Daniel Souder is sitting at the bar drinking a Topo Chico sparkling water when I knock on the door. It’s a rare break for the sommelier-turned-restauranteur afforded by the lone day Pleasantry, the restaurant he co-owns, is closed. It’s barely been a year since Pleasantry introduced Ohio’s first dedicated natural wine list, but Souder and his business partner Joanna Kirkendall have an ambitious plan: change the drinking habits of an entire city.
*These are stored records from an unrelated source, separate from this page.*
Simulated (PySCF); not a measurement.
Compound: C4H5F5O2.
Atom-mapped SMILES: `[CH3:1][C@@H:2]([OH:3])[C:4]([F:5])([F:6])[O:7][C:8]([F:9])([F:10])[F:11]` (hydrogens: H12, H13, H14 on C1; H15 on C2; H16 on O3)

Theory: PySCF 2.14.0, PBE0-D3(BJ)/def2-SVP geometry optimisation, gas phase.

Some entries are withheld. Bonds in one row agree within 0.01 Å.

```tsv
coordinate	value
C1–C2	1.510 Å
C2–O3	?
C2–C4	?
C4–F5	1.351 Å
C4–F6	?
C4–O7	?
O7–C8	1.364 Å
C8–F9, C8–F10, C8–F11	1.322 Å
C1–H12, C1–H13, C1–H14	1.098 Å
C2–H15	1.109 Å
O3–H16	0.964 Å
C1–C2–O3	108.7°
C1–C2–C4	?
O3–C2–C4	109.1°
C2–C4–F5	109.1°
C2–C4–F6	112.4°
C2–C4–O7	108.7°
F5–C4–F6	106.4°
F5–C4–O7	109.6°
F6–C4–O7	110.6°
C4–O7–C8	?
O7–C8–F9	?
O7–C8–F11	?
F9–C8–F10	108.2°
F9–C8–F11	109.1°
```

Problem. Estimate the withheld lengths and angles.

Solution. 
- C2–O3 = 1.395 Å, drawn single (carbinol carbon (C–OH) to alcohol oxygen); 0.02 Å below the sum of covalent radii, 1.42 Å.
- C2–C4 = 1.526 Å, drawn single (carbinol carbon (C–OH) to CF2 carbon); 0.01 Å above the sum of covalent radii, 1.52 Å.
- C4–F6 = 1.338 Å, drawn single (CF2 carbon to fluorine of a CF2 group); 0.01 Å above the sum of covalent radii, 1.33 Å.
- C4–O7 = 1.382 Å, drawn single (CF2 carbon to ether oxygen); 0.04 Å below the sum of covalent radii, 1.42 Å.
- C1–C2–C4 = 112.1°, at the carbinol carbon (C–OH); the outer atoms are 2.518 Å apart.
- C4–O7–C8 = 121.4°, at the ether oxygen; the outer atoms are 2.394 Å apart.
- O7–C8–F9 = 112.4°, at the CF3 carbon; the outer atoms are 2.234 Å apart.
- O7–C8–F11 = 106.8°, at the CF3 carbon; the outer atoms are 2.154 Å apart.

Located on a quiet, mostly vacant side street in Cincinnati’s Over-the-Rhine neighborhood, Pleasantry is housed in a turn-of-the-century Italianate building. At only 22 seats, the interior is intimate with casual elegance. Arched windows line the wall, a feature that immediately attracted Kirdendall to the space. “It had been a vacant building for 15 years,” says Souder. “We saw the arched windows, and the buttresses on top. It spoke to her more than me, but we went with it.”
Pleasantry marries a hyper-seasonal approach to food with a principled but adventurous beverage program. “I think we have a cohesive message,” says Souder. “We know what’s in our food. We know what’s in our wine.”
For Souder, this means only pouring wines made with terroir-expressive grapes, native yeasts fermentation, and minimal intervention in the cellar. “It’s clean farming,” says Souder. “But it’s also clean winemaking.” The results are typically high in acid but low in alcohol.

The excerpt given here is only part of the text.